Fabio Novembre Interviewed by Cristina Morozzi

Fabio Novembre, architect and designer, boasts a vast number of spectacular creations, such as the Café Atlantique (1955), the Shu restaurant bar (1999), and the Blumarine store in Milan (1999). In 2010 the Milanese monumental complex "Rotonda della Besana" hosted the monographic exhibition " Insegna anche me la libertà delle rondini" (teach me the freedom of swallows) set up by Peter Bottazzi. In 2009, for the Triennale Museum in Milan he curated the exhibition "Il fiore di Novembre" (November flower).

 

Fabio Novembre is also the eclectic author of many publications. Let us mention "South of Memphis"for Idea Books, or "Be your own messiah", and "Il fiore di Novembre" for Electa. Finally, he wrote  "Design explained to my mother", a conversation with Francesca Alfano Miglietti, Rizzoli, 2010. He has collaborated as a designer with many companies, including Cappellini, Kartell, Venini and Driade where he currently works as art director.

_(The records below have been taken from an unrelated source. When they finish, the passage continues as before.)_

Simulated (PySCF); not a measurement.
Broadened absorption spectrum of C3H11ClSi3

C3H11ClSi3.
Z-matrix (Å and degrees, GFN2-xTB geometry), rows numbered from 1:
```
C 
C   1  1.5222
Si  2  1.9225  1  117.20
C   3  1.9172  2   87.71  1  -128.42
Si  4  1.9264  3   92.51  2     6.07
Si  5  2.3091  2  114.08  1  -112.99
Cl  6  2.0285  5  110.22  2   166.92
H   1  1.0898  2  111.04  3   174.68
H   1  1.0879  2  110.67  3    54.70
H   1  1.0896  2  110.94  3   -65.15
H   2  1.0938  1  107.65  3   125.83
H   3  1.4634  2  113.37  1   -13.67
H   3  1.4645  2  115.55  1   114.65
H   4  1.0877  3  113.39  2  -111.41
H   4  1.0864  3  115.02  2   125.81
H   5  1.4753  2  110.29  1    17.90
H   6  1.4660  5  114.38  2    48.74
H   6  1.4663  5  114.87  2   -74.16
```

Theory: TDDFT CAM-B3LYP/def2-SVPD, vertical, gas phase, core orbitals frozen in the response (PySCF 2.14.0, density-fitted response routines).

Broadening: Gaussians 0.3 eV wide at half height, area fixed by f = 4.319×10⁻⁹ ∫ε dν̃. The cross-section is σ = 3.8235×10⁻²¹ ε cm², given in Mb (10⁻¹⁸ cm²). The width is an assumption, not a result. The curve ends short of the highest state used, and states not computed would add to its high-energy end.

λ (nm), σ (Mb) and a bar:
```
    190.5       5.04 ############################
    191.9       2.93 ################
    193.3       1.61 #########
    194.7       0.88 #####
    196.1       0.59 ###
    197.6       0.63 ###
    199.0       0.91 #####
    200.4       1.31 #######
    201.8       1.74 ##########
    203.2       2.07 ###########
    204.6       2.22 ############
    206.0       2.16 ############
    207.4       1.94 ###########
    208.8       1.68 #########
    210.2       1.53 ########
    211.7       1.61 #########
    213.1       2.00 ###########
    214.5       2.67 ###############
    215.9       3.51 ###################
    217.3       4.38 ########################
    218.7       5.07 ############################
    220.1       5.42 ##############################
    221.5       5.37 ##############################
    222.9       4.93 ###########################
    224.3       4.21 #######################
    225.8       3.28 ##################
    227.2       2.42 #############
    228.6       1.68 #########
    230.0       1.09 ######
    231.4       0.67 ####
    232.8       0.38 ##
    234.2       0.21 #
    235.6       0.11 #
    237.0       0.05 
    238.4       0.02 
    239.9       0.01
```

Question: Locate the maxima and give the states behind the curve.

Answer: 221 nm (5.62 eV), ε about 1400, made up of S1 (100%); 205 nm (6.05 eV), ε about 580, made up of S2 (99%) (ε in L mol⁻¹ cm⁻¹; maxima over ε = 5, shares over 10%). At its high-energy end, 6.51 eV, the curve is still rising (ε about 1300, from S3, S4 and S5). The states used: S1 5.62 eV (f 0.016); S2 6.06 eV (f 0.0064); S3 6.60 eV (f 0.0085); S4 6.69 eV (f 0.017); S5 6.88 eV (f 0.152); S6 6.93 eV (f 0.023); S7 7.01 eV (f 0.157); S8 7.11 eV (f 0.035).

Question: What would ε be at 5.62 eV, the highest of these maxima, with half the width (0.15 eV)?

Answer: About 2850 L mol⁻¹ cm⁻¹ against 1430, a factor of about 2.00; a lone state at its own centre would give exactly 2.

Among the projects carried out for Driade, a special mention goes the Nemo armchair, made of moulded plastic, shaped like a face: an Italian design icon, both for the originality of its shape and the success of sales. Fabio Novembre also has a magnificently rare narrative ability. We asked him to tell us about the Nemo Armchair.

 

In 2010, it happens that the name Nemo immediately evokes the little fish protagonist of the Pixar Movie in 2003.  If this question had been asked in the end of the XIX century probably the answer would have been the Captain Nemo protagonist of the book written by Jules Verne in 1870: twenty thousand leagues under the sea. Going further in time, in a classical era around the 800 b.C, Nemo should have been the name choosen by Odisseo to deceive Polifemo the cyclops of the Homer epic poem.

 

Ulisse, used to disguise, declares that his name is Nemo, no-one in order to escape from certain death: the destruction of the personality under the survival instinct. 

 

Despite I deeply feel a man of my era, the greek origins of my native land make me associate Nemo to Odisseo. The name becomes a mask used to hide the identity. Mask that in the greek theatre is called also “persona” recalling the name sound that plays the part of amplifying the voice. A project born between the drawing by Ponti of 1950 “Un disegno è un idea” and the romance by Pirandello of 1926 “Uno, nessuno e centomila” for creating a new identity without sexual and geographical features. An identity denied for a renewed idea of collectivity made of eyes that search others beyond the borders and barriers.